Everything was looking so easy for Russell Wilson.

And then it became clear just how necessary it was for him to be perfect on a weekly basis to give the Seahawks their best chance to win.

At the season’s midpoint, the once-presumptive favorite for MVP has reached a crossroads. Fair or not, it has a lot to do with what’s happening when he’s not even on the field.

On Sunday, Bob Condotta wrote that, despite a rare off day from Wilson, the loss to the Bills “seemed to prove that, for as good as Wilson is, he and the offense really might not be enough to overcome the defense.”

And from columnist Matt Calkins’ perspective, Wilson’s four turnovers weren’t the reason for the loss. “The Seahawks, who came into the contest scoring a league-best 34.3 points per game, still hung 34 on the scoreboard,” he wrote.
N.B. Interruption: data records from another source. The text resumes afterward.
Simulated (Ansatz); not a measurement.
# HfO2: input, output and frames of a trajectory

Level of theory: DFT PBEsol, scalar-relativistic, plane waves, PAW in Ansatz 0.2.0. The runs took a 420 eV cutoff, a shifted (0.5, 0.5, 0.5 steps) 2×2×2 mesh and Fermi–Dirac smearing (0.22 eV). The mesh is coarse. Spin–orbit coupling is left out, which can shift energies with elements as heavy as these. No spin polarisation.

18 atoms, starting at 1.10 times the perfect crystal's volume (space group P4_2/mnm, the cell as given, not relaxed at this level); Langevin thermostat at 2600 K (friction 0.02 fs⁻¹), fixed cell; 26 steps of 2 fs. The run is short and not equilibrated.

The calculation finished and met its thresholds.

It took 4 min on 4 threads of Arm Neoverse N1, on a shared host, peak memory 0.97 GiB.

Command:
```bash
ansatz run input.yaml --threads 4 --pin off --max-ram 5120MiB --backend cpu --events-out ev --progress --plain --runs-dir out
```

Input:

But while the loudest criticism locally was saved for the Seahawks’ defense, national media focused on what that atrocious showing meant for Wilson — and the Seahawks’ ability to contend as a whole.

So, cue up Robin Williams’ “it’s not your fault” speech from “Good Will Hunting” and read what national media had to say about the Seahawks’ loss to the Bills.


ESPN’s Bill Barnwell now has Wilson behind Aaron Rodgers and Patrick Mahomes in the MVP race.

Wilson was my pick through four weeks and a huge favorite through the first half of the Cardinals game in Week 7. Since then, while he has made some big plays, he also has turned the ball over seven times, including three giveaways in the second half to let Arizona back in the game and four against the Bills on Sunday. As good as he has been this year, those turnovers — and brutally bad work in the secondary — have led to Seattle’s two losses. In the big picture, Wilson still has an excellent MVP résumé. … If it weren’t for that recent rash of turnovers, the Seahawks might be 8-0 and Wilson would be an easy MVP pick.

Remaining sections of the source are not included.